Export the loadbalancer.xml file for a particular load balancer configuration. You can specify a path and a different file name. If you don’t specify a file name, the file is named loadbalancer.xml. load_balancer_config_name. If you don’t specify a path, the file is created in the application_server_install_dir /domains/domain_name /generated directory.
To specify a path on Windows, use quotes around the path. For example, "c:\sun\AppServer\loadbalancer.xml" .
Copy the exported load balancer configuration file to the web server’s configuration directory.
For example, for the Sun Java System Web Server, that location might be web_server_root/config .
The load balancer configuration file in the web server’s configuration directory must be named loadbalancer.xml. If your file has a different name, such as loadbalancer.xml. load_balancer_config_name, you must rename it.
If you change a load balancer configuration by creating or deleting references to servers, deploying new applications, enabling or disabling servers or applications, and so on, export the load balancer configuration file again and copy it to the web server’s config directory. For more information, see Exporting the Load Balancer Configuration File
The load balancer plug-in checks for an updated configuration periodically based on the reload interval specified in the load balancer configuration. After the specified amount of time, if the load balancer discovers a new configuration file, it starts using that configuration.
With dynamic reconfiguration, the load balancer plug-in periodically checks for an updated configuration.
To enable dynamic reconfiguration:
When creating a load balancer configuration, use the --reloadinterval option with asadmin create-http-lb-config .
This option sets the amount of time between checks for changes to the load balancer configuration file loadbalancer.xml. A value of 0 disables dynamic reconfiguration. By default, dynamic reconfiguration is enabled, with a reload interval of 60 seconds.
If you have previously disabled it, or to change the reload interval, use the asadmin set command.
After changing the reload interval, export the load balancer configuration file again and copy it to the web server’s config directory, then restart the web server.
If the load balancer encounters a hard disk read error while attempting to reconfigure itself, then it uses the configuration that is currently in memory. The load balancer also ensures that the modified configuration data is compliant with the DTD before over writing the existing configuration.
If a disk read error is encountered, a warning message is logged to the web server’s error log file.
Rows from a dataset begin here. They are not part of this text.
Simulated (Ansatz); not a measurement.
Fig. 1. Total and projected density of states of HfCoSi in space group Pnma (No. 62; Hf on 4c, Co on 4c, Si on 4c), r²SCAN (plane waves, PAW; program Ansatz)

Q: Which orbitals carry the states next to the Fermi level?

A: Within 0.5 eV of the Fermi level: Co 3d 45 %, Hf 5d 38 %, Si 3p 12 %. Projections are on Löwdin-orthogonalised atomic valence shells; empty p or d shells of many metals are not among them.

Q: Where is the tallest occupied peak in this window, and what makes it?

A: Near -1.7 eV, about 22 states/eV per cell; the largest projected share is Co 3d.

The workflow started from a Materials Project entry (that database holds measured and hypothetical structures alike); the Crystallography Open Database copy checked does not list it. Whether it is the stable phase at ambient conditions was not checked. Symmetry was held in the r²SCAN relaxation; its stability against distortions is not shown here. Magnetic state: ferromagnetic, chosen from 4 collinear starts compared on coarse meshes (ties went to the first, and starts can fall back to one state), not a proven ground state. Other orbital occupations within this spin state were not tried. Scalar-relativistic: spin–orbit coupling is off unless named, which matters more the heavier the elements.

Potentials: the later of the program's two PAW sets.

The error log for Sun Java System Web Server’ is at: web_server_install_dir/webserver_instance /logs/.
Before stopping an application server for any reason, you want the instance to complete serving requests. The process of gracefully disabling a server instance or cluster is called quiescing.
The load balancer uses the following policy for quiescing application server instances:
If an instance (either stand-alone or part of a cluster) is disabled, and the timeout has not expired, sticky requests continue to be delivered to that instance. New requests, however, are not sent to the disabled instance.
When the timeout expires, the instance is disabled. All open connections from the load balancer to the instance are closed. The load balancer does not send any requests to this instance, even if all sessions sticking to this instance were not invalidated. Instead, the load balancer fails over sticky requests to another healthy instance.
Run asadmin disable-http-lb-server, setting the timeout (in minutes).
Export the load balancer configuration file using asadmin export-http-lb-config.
Copy the exported configuration to the web server config directory.
Stop the server instance or instances.
Before you undeploy a web application, you want to the application to complete serving requests. The process of gracefully disabling an application is called quiescing. When you quiesce an application, you specify a timeout period. Based on the timeout period, the load balancer uses the following policy for quiescing applications:
If the timeout has not expired, the load balancer does not forward new requests to the application, but returns them to the web server. However, the load balancer continues to forward sticky requests until the timeout expires.
When the timeout expires, the load balancer does not accept any requests for the application, including sticky requests.
When you disable an application from every server instance or cluster the load balancer references, the users of the disabled application experience loss of service until the application is enabled again. If you disable the application from one server instance or cluster while keeping it enabled in another server instance or cluster, users can still access the application.
Use asadmin disable-http-lb-application, specifying the following:
Timeout (in minutes).
Name of the application to disable.
Target cluster or instance on which to disable it.
Export the load balancer configuration file using asadmin export-http-lb-config.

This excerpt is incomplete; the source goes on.